Thursday, 20 October 2016

Grazing: Fayose inaugurates Marshals to arrest herdsmen - Punch

Ekiti State Governor, Mr Ayodele Fayose, on Thursday in Ado-Ekiti inaugurated the Ekiti Grazing Enforcement Marshals with a warning that cattle found grazing after 6pm would be arrested.

He‎ said the marshalls were not to carry arms but had been trained and equipped to complement the police and other security agencies to tackle recalcitrant armed herdsmen.

Fayose had on August 29 signed a grazing law entitled, “Prohibition of Cattle and Other Ruminants Grazing in Ekiti, 2016.”

Under the law, anyone found violating the bill, upon conviction, shall be sentenced to six months in prison without an option of fine.
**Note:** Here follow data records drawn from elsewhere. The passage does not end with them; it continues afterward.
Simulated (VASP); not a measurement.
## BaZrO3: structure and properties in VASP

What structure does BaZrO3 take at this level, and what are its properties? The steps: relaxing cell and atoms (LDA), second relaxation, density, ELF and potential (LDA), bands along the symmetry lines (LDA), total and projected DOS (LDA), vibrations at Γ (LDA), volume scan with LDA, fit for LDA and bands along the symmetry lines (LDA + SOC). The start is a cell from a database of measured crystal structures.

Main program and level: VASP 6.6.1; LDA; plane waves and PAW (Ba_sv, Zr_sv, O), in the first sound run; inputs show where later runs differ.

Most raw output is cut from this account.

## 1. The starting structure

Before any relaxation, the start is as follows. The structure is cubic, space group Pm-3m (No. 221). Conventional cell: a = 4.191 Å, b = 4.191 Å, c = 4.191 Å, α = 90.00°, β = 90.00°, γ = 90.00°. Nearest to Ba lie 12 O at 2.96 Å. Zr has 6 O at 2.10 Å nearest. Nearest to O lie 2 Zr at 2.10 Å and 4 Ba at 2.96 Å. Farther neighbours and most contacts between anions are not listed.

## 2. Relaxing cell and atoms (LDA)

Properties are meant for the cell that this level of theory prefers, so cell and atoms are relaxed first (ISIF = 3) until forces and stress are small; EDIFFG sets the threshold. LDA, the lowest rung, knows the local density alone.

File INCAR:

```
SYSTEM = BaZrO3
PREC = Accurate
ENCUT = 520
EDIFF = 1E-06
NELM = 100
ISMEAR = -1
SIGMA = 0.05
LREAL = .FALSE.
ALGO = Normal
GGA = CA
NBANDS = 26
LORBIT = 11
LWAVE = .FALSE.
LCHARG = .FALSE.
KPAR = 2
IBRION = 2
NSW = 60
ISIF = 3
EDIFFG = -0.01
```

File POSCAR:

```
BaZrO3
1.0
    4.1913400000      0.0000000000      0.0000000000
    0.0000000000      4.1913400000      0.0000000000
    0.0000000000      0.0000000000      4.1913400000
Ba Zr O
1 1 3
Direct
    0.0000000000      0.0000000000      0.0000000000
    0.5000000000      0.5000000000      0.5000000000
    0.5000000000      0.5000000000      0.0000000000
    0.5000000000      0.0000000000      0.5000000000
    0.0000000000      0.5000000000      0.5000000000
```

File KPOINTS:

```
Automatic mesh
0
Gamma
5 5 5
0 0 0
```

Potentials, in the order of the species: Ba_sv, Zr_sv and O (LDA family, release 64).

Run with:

The law provides that, “No person shall cause or permit any cattle or other ruminants belonging to him or under his control to graze on any land in which the Governor has not designated as ranches, no cattle or other ruminants shall by any means move or graze at night and that cattle movement and grazing are restricted to the hours between 7am and 6pm.”


The law also provides that any farm produce destroyed by the activities of any caught herdsman shall be estimated by an agricultural officer and the damages paid for by the culprit.

The governor, who said there must be a stop to the killing of innocent people and their means of livelihood being taken away, added that 10,000 cattle could not compensate for the life of human being lost to conflict between herdsmen and local farmers.

‎”We have a right to life and to survive and holding things for our survival especially peasant farmers, whose means of livelihood are taken away by cattle feeding on their crops.‎ If a man is helpless and is depending on peasant farming and the gains of the farming are taken away in a jiffy, that is condemnable.‎

“I’m going to stand in the gap to bring to a permanent end, the situation whereby some people take away the means of livelihood of others.

“It is only when you have peace that your business can be peaceful. Police can only do a bit if they have information.

“We have taken it upon ourselves to champion this course of grazing control because no responsible leader will sit back and watch when his people are being killed, their wives and daughters being raped and their sources of livelihood being destroyed under the guise of cattle rearing.

“Some people go as far as grazing in the night when farmers are no longer in their farms.‎ Any cattle found grazing after the time stipulated by the law will be confiscated by the government. Such cattle will be slaughtered on the spot ‎and shared to people as part of our Stomach Infrastructure programme,” he said.

The governor warned the marshals against going beyond their mandate.

“This is not an opportunity to harass or intimidate innocent people. You are to enforce the law and not to break it. Anybody found going beyond his bounds would be dealt with accordingly,” he stressed.

In her opening remarks, the Secretary to the State Government, Mrs Modupe Alade, said the law had helped in curbing incessant attacks on local farmers by herdsmen and feasting on crops by cattle.